Editorial Board 1998-99
Setting a bad example
Setting a bad example
With the unending talk about the apathetic nature of university students, the University of Western Ontario's Faculty Association may have demonstrated we never stop learning from our professors.
Yesterday the University of Western Ontario Faculty Association released the survey results of how faculty rate the job performance of VP-academic Greg Moran, whose contract is currently up for review. The UWOFA's intention was to gauge how their members felt so they could communicate this to the VP-academic's selection committee.
But even by students' standards, faculty participation in this survey was pathetic. Out of approximately 854 eligible faculty voters, only 86 people deemed the survey to be important enough to take the five minutes necessary to respond.

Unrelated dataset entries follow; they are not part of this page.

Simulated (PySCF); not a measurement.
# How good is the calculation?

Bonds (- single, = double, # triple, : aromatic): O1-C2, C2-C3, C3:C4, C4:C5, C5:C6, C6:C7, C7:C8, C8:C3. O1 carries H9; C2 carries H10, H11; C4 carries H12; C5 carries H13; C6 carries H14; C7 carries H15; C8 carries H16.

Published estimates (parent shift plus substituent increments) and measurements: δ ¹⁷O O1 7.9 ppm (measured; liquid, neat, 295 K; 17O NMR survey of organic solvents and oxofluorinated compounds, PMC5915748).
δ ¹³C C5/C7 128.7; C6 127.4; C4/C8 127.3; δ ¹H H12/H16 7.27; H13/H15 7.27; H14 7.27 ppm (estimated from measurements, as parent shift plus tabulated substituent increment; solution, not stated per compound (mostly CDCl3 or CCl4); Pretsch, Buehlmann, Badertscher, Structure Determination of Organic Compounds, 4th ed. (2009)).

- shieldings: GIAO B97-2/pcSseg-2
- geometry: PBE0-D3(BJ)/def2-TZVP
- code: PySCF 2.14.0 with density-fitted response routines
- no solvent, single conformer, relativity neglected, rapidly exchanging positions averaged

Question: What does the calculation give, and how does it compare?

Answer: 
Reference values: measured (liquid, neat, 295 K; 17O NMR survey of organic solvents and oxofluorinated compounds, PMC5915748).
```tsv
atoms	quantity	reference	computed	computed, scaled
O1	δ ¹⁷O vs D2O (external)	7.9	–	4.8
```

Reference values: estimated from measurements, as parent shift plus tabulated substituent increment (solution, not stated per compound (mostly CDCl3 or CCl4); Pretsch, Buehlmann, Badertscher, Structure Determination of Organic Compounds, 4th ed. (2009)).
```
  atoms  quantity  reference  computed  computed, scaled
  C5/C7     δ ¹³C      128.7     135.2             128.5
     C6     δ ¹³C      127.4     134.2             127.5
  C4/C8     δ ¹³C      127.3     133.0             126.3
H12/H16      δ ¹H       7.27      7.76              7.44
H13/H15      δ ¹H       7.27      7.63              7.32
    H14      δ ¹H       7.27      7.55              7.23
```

While abysmally low student turnout rate for recent rallies and the University Students' Council presidential election is nothing for students to be proud of, one would expect a better example to be set by the people who are molding the minds of tomorrow's leaders. When faculty members demonstrate such blatant acts of apathy, it is truly disturbing.
Granted the UWOFA was rushed to get the survey out, there is no excuse for this collective demonstration of indifference on the part of the faculty. Members of the UWOFA had up to 10 days to complete the eight question survey. Furthermore, considering the importance of the relationship between the VP-academic and the faculty, one would expect Western's faculty to pay greater attention to this issue.
If the UWOFA were hoping to use the results of this survey to send a strong message to the VP-academic selection committee, then they failed. Even though the majority of the responses gave Moran an overwhelmingly unsatisfactory rating, the low response rate could suggest the faculty who did respond saw this merely as an opportunity to complain. Or perhaps, as the limited data suggests, the faculty truly are united in an utter disdain for Moran's performance thus far.
Unfortunately, the selection committee will never know for sure. The results of this survey are striking, but inconclusive. With a minimum amount of effort, the faculty could have sent the committee a united message which would have influenced a decision which will directly effect their jobs.
Instead, the committee was sent an incomplete jigsaw puzzle with the majority of the pieces missing.